I am still in Jacksonville, North Carolina enjoying some time relaxing and doing a bit of sight seeing. The United States Marine Corps has a heavy presence here and many of the residents are active duty, retired, or otherwise here because of the military. The city is surrounded by military bases including Camp Lejeune, Camp Geiger, Camp Johnson, and the New River Air Station. I did not have time to visit the bases on this trip, however I did visit a memorial area in town that stands to remember both civilians and military personnel who gave their lives. All of the memorials pictured here are in the same area and you can easily walk to them all from the parking lot. It is also free to come pay your respects so if you are in Eastern North Carolina for the beaches or here visiting because maybe you have a family member serving, it is a worthwhile stop.
I took more pictures than I got into today because I feel that it is not appropriate to take a selfie when you are in a place meant for reflection and paying respect to the dead. Please keep this in mind when you are on your travels as well!
The first stop was the Vietnam Veterans Memorial. I did take a picture at the entrance as it was an extravagant entrance a walkway to the actual memorial.
The close up…
The full display
There is a long walking path before you come to a beautiful fountain that, from a distance, seems to be surrounded by glass.
As you get closer you can see that it is not just any glass…
The alphabetical listing of names of the soldiers who died in Vietnam.
It takes a moment to realize that even one pane of glass holds at least 200 names. That’s when I had to step back and take in the enormity of it all.

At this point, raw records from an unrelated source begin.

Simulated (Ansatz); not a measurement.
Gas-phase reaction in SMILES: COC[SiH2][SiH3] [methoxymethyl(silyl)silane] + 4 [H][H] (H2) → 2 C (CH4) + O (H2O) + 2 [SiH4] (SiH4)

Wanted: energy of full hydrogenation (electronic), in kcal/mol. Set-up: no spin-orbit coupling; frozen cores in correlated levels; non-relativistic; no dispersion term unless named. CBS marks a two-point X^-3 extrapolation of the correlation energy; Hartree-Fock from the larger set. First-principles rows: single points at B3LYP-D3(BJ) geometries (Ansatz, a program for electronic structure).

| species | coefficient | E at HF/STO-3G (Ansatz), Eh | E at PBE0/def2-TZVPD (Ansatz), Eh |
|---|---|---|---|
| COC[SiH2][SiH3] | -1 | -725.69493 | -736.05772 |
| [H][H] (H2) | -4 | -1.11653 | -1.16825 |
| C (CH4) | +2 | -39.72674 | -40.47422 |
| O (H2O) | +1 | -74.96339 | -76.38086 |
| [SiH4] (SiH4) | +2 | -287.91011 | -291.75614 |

This is less than a third of the wall. Each separate glass pane containing well over 200 names of the fallen.
Here is a website that has a lot of statistical information on those who died including where they were from, their religious preferences, their rank and branch of service. In all, 58,220 service members lost their lives.
To put this into a bit a perspective, Camp Lejeune is the largest amphibious Marine Corps base on the east coast and it is home to 47,000 Marines and Sailors.
After spending a bit of time reading the names we headed back the way we came and found a piece of history along the way.
This plaque is in front of a beam from the twin towers and the beam sits in this memorial park.
This was all very overwhelming and I needed a break to take in the autumn foliage. It really is in a beautiful little area right off of the highway.
The last memorial we saw today was actually the first one built in this area. It was made in remembrance of the Marines who lost their lives while on a peace mission in Beirut, Lebanon. This memorial holds the names of those who died when their barracks was bombed.
The shadow of the Marine.
People often leave things at his feet. You can often find a beer here around the Marine Corps Birthday (November 10, 1775)
A child left a plant and a picture thanking the Marines for their sacrifice.
A picture of the full memorial.
A plaque with a lovely poem sits in front of the memorial. No worries if it is too small to read, I posted the words below the picture.
The Other Wall
By R.A. Gannon
It does not stand in Washington
By others of its kind
In prominence and dignity
With mission clear defined.
It does not list the men who died
That tyranny should cease
But speaks in silent eloquence
Of those who came in peace.
This Other Wall is solemn white
And cut in simple lines
And it nestles in the splendor
Of the Carolina pines.
And on this wall there are the names
Of men who once had gone
In friendship’s name to offer aid
To Beirut, Lebanon.
They did not go as conquerors
To bring a nation down
Or for honor or for glory
Or for praises or renown
When they landed on that foreign shore
Their only thought in mind
Was the safety of its people
And the good of all mankind.
Though they offered only friendship
And freedom’s holy breath
They were met with scorn and mockery
And violence and death.
So the story of their glory
Is not of battles fought
But of their love for freedom
Which was so dearly bought.
And their Wall shall stand forever
So long as freedom shines
On the splendor and the glory
Of the Carolina pines.
~Robert A. Gannon
Here is a link about the bombings if you would like to learn more:
I hope to visit the military bases and the museum dedicated to the Marines of Montford Point the next time I find myself in Jacksonville. Currently, Camp Johnson is for schooling. It is where Marines go after graduating boot camp to learn their MOS (Military Occupational Specialty). However not so long ago, the Marine Corps was segregated not only by enlisted and officer ranks, but by color lines as well and Camp Johnson was known as Montford Point. It was a base for African American Marines only. Here is a little preview:
…but more on that another time.
I hope you enjoy the rest of your weekend and remember to thank those who serve their country!